This year will go down in history as the year of the great fiduciary wars: advisors v. brokers, DOL v. SEC, Senator Elizabeth Warren v. the entire financial services industry…the list could go on. Tensions have flared and much ink has been shed.
When the dust and rhetoric settles, the highest casualties will likely be suffered by the investing public and their confidence in our industry and government representatives.
But alas, I digress. I’m here today not to wax poetic about the fiduciary duty owed by advisors to their clients, but instead to offer some insight into a less controversial fiduciary duty: one owed by a board of directors to its corporation and shareholders. If you’re on the board of a corporate RIA, BD, or other firm, this article’s for you.
At the most fundamental level, a director owes a fiduciary duty of both care and loyalty. These duties are owed to the shareholders of the corporation and the corporate enterprise as a whole. Care and loyalty are distinct concepts with several sub-components that are primarily understood through the laws of the state in which the corporation is incorporated, but common law principles and the corporation’s specific articles of incorporation and bylaws also play a part.
The duties of care and loyalty apply whenever a director carries out the normal functions of a director of a corporation: making decisions or otherwise causing the corporation to act in some way (e.g., approving a transaction, entering into a capital-intensive project, appointing officers, etc.). Though day-to-day functions are almost always carried out by an appointed group of officers, directors are still ultimately responsible for the corporation’s management and direction. The shareholders are not.
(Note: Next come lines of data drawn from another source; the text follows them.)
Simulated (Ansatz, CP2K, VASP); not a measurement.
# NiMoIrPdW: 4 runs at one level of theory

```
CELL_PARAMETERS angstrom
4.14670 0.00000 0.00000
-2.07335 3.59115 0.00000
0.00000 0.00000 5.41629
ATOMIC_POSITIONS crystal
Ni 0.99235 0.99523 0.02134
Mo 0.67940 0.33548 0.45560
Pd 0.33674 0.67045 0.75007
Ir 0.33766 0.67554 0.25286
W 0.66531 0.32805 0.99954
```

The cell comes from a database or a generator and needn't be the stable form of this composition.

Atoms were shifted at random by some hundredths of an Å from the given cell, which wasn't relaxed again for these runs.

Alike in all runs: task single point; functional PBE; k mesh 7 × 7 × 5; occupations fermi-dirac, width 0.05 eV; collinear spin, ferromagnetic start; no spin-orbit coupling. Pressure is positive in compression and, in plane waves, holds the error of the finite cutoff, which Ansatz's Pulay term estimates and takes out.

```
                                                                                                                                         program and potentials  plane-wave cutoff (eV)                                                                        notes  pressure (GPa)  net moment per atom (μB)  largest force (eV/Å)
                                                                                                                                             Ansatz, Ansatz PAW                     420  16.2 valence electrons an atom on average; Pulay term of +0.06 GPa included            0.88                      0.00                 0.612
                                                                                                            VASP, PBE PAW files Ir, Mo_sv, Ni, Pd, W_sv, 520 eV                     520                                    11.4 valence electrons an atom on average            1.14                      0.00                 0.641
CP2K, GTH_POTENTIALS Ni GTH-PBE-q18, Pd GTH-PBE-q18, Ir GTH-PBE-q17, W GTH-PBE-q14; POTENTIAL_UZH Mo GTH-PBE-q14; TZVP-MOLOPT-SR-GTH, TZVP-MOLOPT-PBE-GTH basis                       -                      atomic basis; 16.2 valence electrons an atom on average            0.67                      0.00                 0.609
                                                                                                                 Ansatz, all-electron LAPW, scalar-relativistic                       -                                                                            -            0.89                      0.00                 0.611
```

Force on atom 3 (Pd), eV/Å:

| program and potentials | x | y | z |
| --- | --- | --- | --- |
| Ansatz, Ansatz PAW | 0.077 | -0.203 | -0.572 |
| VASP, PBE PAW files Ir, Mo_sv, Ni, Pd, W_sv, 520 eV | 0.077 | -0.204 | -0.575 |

The duty of care stands for the proposition that a director must only make informed decisions and not act like an idiot. Rather, a director must be reasonably apprised of material information that could inform a decision, act in good faith when deciding how the corporation should act and carry out decision-making authority as an ordinarily prudent person in a like position would. The exact language will differ by state and each state will be informed by its own case law, but the basic tenets of the duty of care are the same. A director essentially can’t be asleep at the wheel.